Former Governor Jan Brewer announced that she has "become enjoined to be a contributor" at the paper. The Republic dropped its big news Saturday in a video featuring Brewer and E.J. Montini, the paper's rapid responder for milquetoast liberal takes.
"Tired of liberal rants?" the Republic tweeted. "We've recruited a champion of the right — a former governor, to boot — to give voice to Arizona conservatives."
Brewer's new gig prompted heated debate between journalists, politicians, and lobbyists over her record as governor, the meaning of "white supremacist," and the boundaries of acceptable discourse in a mainstream publication.
Tired of the liberal rants? We've recruited a champion of the right -- a former governor, to boot -- to give voice to Arizona conservatives. Catch her views, only on @azcentral and the Republic. pic.twitter.com/pevBKRIQC7— azcentral (@azcentral) March 2, 2019
Critics argued that hiring Brewer amounts to providing a platform for hate and crankery. Some said they'd cancel their subscriptions over the new hire. Supporters of the decision said Brewer reflects a strain of hard-right conservatism prevalent in Arizona, but underrepresented in the Republic's opinion section.

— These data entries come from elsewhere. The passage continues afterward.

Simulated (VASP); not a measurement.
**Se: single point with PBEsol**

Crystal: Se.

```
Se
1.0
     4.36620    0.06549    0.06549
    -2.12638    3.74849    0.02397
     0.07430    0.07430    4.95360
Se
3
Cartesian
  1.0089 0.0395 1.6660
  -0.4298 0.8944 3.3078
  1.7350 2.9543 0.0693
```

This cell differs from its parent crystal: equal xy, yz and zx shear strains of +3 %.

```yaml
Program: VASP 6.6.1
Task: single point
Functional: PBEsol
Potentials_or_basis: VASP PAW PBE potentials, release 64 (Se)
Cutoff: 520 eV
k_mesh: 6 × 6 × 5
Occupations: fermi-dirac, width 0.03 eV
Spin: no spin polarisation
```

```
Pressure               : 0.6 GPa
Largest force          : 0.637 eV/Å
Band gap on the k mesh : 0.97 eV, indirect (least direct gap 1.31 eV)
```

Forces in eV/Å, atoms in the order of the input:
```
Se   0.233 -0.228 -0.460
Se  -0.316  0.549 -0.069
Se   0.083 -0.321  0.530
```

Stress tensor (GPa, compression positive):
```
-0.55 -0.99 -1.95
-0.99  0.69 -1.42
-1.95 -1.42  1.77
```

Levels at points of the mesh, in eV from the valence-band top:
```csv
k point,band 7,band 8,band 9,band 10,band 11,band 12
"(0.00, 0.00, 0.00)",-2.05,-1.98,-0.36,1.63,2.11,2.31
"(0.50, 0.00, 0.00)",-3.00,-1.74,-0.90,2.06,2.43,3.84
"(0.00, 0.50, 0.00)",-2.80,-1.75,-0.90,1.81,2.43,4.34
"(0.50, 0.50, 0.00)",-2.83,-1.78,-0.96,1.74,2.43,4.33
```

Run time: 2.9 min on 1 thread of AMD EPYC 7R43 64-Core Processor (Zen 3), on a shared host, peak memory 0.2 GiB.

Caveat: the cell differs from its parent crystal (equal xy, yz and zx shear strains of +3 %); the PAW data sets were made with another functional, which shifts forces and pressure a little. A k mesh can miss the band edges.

Several detractors said Brewer's signing of SB 1070 — the "show me your papers" law — should disqualify her from getting a platform in the Republic. Democratic State Representative Athena Salman, calling Brewer a "white supremacist," also pointed to the former governor's support for laws prohibiting DACA recipients from getting driver's licenses and banning Mexican-American studies in public schools.
Luige del Puerto, editor and associate publisher of the Arizona Capitol Times, pushed back against Salman, asking her whether anyone who supported the aforementioned policies would qualify as a white supremacist.
"Those policies are racist," Salman responded. "You may not be able to say everyone who supported SB 1070 is a white supremacist, but every white supremacist loves SB 1070."
In came Republican State Representative T.J. Shope, who noted that he is half-Latino and supported all three policies in question. "Does that make me a white supremacist or is that label thrown around so much these days that it has almost no meaning?" Shope wrote.
Will Gaona, a staffer for Phoenix City Councilwoman Vania Guevara, said the resources spent on Brewer's column could be put to better use.
"As a subscriber, I believe I’d get more value from additional reporting than this column. That calculation could be different for a different columnist," he wrote to del Puerto of the Capitol Times, who appeared to spend the greater part of Sunday engaging critics of the Republic's newest hire.
Chris Herstam, a former Arizona Republican who recently switched parties, agreed with Gaona, noting the recent layoff of Pulitzer-winning cartoonist Steve Benson.
"Benson or Brewer? Easy journalistic choice," he wrote.
The debate over Brewer mirrors a national debate over opinion sections as social media democratizes the art of punditry, once reserved for elites, while simultaneously hardening our political bubbles. Which views belong in the public discourse? Which views belong in the dust bin? Who deserves a platform? Who is missing from the debate? Do we even need opinion sections anymore?
New hires become flash points in the debate. At the New York Times, there was Bari Weiss and Bret Stephens. At The Atlantic, there was Kevin Williamson. At the Republic, it's Brewer.
Her hiring makes her the most conservative Republic opinion writer in a list that includes Robert Robb, Phil Boas, and Jon Gabriel. On the left, the paper has Montini, Laurie Roberts, and Elvia Diaz. Joanna Allhands opines about water, while Abe Kwok takes on city issues.